Whole/Half

Margaret Starry
3 min readMar 1, 2021

“Everything the eye sees enters a circle, / The world is connected to a circle: breath spools from the nostrils / And any love to be open becomes an O.”

How to Draw a Perfect Circle, Terrance Hayes, 2015

Hiiiii

It’s 5:30 and the baby monitor is talking to me. I can barely open my eyes and I was up too late, again, but someone is calling and I have to answer. I have two hours until there are no little chirps to fill my ears and no small, running steps circling the house. At 7:30 my son’s father picks him up and the longest silence sits down in my home and rests for a day and a half. Every tired second of those two hours are precious, necessary.

When you live alone the sounds you make can feel like they’re projections of the thoughts that circle in your head as you move through the day. It’s an untroubled routine, and it can be a little surreal and unnerving at first. When my son is gone I can’t help but feel like something is missing, no matter how peaceful silence can be.

“Everything is connected / By a line curling and canceling itself like the shape of a snake / Swallowing its own decadent tail or a mind that means to destroy itself”

The word cleave can be used in two ways: split or sever (something), especially along a natural line or grain or to stay very close to (someone) or (something). When my son is away from me there‘s a phantom sensation — that missing piece is everywhere in his toys, blankets, and smell around the house. He’s gone but always close. His absence reminds me of him and the reminders of him make his absence all the more real.

Separated from the body the eye begins / its own journey. The world comes full circle: the hours, the harvests, / When the part of the body that holds the soul is finally decomposed / It becomes a circle, a hole that holds everything: blemish, cell, / Womb, parts of the body no one can see.
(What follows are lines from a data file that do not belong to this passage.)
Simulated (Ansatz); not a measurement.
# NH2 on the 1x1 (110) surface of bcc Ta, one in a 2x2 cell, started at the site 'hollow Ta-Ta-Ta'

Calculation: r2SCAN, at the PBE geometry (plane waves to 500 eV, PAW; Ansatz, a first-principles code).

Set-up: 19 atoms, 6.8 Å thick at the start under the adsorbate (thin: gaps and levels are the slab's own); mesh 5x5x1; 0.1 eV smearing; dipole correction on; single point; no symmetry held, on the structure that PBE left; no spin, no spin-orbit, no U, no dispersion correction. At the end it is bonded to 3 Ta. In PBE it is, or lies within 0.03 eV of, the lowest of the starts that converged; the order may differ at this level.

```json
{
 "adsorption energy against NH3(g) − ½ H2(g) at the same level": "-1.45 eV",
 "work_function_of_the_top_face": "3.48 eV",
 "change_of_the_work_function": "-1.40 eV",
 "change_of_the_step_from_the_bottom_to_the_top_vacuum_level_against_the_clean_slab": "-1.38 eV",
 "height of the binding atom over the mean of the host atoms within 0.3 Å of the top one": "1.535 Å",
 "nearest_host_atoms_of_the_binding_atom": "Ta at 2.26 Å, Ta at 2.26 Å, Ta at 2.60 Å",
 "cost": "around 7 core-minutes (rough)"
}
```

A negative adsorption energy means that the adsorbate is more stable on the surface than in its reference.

I never expected to have to spend days and nights away from my son when he was under two years old, but his sweet, wild path has led us there and he’s adjusted to the routine between a mother and a father’s house. Already his own person, he has a fullness to his awareness and nature that I am in awe of. When I send him out the door at 7:30 on those two days I wish I could hold him forever. I know that half of me will always walk out of the door when he does, whether he’s two years old and carried by his father or 20.

You must look without looking to make the perfect circle.